Although the renovation work done in 2002 was significant, the CRA would not consider it to be a substantial renovation since less than all or substantially all of the building had been removed or replaced. The upstairs has the same area as the ground floor, and while some renovations were carried out upstairs, they would not, except for the bathroom, be considered removal or replacement of that area. At this point, the renovation work would not be considered to be substantial.

In 2003 Ira G. continued the renovation project as follows:

  • A larger living room was created by removing a wall between the existing room and the library.
  • All the upstairs bedrooms were modernized by replacing the existing plaster on the walls and ceilings with drywall, by repainting, by installing parquet flooring and new shelving in all closets. Skylights were added in three of the bedrooms.
  • A new roof was put on and a new interlocking brick sidewalk was laid.
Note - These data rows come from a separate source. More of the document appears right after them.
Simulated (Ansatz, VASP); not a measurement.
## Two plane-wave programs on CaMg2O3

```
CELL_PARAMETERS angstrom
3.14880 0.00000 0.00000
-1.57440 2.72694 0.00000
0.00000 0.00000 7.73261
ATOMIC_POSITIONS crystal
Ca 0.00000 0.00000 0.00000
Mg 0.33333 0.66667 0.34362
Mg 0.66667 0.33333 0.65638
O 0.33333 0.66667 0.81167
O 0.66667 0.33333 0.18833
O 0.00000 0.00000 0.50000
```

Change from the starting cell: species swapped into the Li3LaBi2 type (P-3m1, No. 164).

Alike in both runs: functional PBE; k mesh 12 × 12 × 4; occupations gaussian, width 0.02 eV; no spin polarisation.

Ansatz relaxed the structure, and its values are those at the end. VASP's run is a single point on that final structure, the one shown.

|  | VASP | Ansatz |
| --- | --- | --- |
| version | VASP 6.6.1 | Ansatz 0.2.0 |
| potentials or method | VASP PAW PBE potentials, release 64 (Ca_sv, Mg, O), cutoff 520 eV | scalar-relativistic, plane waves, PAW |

In this example, the work done in 2003 combined with that carried out in 2002 would be considered to be a substantial renovation since all or substantially all of the interior of the house has been removed or replaced.

While the new roof and new interlocking brick sidewalk are not taken into account in determining whether there has been substantial renovation, the tax paid on these projects would also be eligible for the new housing rebate since they are improvements to the residential complex. The same holds true of other improvements such as the new furnace and the plumbing fixtures.

Bob S.

Bob S. lives in a bungalow that consists of a kitchen, bathroom, living room, family room and three bedrooms. In 2001, the following renovation work was undertaken:

  • Some wall area in two of the bedrooms was patched.
  • The interior and exterior of the house was repainted.
  • The kitchen was completely renovated by replacing the counters, cupboards, floors and appliances.
  • The roof and the exterior siding were replaced.

In this example, the renovation work is not considered to be a substantial renovation since the interior of the house has not been sufficiently removed or replaced. While it is true that some work has been done to all or substantially all of the building, the nature of the work done to the areas other than the kitchen cannot be said to be removal or replacement of those parts of the building.

Douglas J.

Douglas J.’s house consists of a living room, kitchen, family room, four bedrooms and an unfinished basement. The renovation work on this house consisted of replacing the drywall throughout the house, installing laminate flooring in the kitchen and bathroom, laying new carpet over the old tile flooring in the other rooms, and replacing the kitchen counters and cabinets.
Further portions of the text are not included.